This post contains spoilers.
“Antigone in front of the dead Polynices” by Nikiforos Lytras, 1865.
Antigone is a short play, first performed circa 450 BCE, that deals with open-ended questions around the power of the state, divine law versus moral law, and civil disobedience. There are obviously a lot of fun parallels to modern-day politics to be drawn out of Antigone, but I found myself spending most of my time thinking about the characters.
To briefly recap the plot:
- In a war repulsing the enemy from Thebes, two brothers have died, fighting on opposing sides of the war. The new king (Creon) orders that the traitor is not to be given burial rites as a punishment and a warning against disloyalty.
- Antigone, who is Polynices’ sister, secretly buries the man.
- Seeking to uphold the laws of the city, Creon sentences Antigone to death for disobeying the order not to bury the traitor. After her death, Creon’s son, who was engaged to Antigone, kills himself. Upon hearing that her son has killed himself, Creon’s wife also kills herself.
Creon, then, has lost everyone in his blind reverence of the laws of man.
(I was reminded of the quote from Douglas Adams — to paraphrase, but the people who want to be rulers are perhaps those least suited to it.)
The big question Antigone asks is, well, where is justice? Is Antigone, the character, in the right, for giving the man a proper burial? Is Creon right, in a sort of sense that the laws of the state must be given respect? Creon maintains a loyalty in the rules of man until his last scene, when he has lost his wife and son. A paragon of the law he may be, but pays for this loyalty as a father.
Antigone’s rough order of priority, in terms of her loyalty, seems to be “the gods,” “family,” and “the state,” in roughly that order. Creon’s priorities, like any good literary foil, are precisely inverted.
The play was staged at least twice during World War Two; LitCharts describes as being stage in such a way where “the audience was able to identify Antigone with the French Resistance fighters and Creon with the occupying forces.”
Such a staging suggests that people have long used Antigone to ask these sorts of questions of their own lives and milieus. A 2017 book (which I’ve not read) transposes these issues onto the British Muslim community.
I can’t help but read something like Antigone through the lens of Bowling Alone and the decline of both religious and secular gathering spots for people. Maybe this is because I’m living in San Francisco, but Antigone’s reverence and her certainty in that reverence reads as very alien to me.
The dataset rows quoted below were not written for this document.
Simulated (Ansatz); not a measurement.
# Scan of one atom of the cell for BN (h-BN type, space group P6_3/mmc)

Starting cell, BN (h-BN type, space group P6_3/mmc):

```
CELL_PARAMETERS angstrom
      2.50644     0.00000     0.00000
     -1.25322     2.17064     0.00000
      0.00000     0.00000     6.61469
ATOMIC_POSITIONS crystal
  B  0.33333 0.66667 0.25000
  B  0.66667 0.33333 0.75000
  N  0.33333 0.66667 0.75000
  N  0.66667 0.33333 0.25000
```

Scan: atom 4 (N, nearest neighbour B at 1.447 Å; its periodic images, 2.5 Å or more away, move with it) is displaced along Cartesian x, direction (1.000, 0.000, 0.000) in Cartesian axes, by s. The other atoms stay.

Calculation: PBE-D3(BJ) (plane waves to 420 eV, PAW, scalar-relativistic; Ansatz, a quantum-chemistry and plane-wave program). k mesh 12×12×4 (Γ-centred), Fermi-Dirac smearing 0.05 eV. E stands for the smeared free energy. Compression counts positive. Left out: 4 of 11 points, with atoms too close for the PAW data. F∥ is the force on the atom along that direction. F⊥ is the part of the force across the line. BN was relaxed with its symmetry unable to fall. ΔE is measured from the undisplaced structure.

Whatever religiosity itself is doing in America these days (and it seems to be doing some strange things, see the rise of the religiously unaffiliated and the decline in church attendance numbers), it’s interesting to think who (or what community) would play Antigone in America in 2021. (In fact, I posted it as a discussion topic.) I’m not convinced that it would necessarily be a religious community. In a secular world, whence do we get morality as separate from state law?
Ultimately, Antigone is a way of putting these two ideas (divine law versus state law) in tension with each other: a way of asking ourselves “What would I do, if I were in this scenario?”
A second thing that came up in one of my discussions on Antigone was this idea of certainty. I referenced Antigone’s religiosity above, and the religiously-inspired moral certainty that she feels is striking. Equally strong is Creon’s strong belief in state law. I’m purposely avoiding passing judgement on just how certain they both are, but hey, I live in San Francisco: “Epistemological humility” is a phrase people use unironically here. The extent to which both characters are entrenched in their beliefs is ultimately both of their downfalls. As characters, their roles are to inhabit opposite ends of this spectrum. Creon literally says, “Whoever shows by word and deed that he is on the side of the State,—he shall have my respect while he is living, and my reverence when he is dead.” That word, reverence, is telling.
One final thought: if the characters are larger than life in this way, why name the play Antigone and not Creon? I suspect there are reasons for this that have to do with the other two plays of the Oedipus Cycle (which I haven’t read). But it seems to me like you could make a convincing argument that Creon is the central character. I suspect, with zero evidence, that Sophocles wants us to think that he is not presenting this argument dispassionately, and we are supposed to side with Antigone.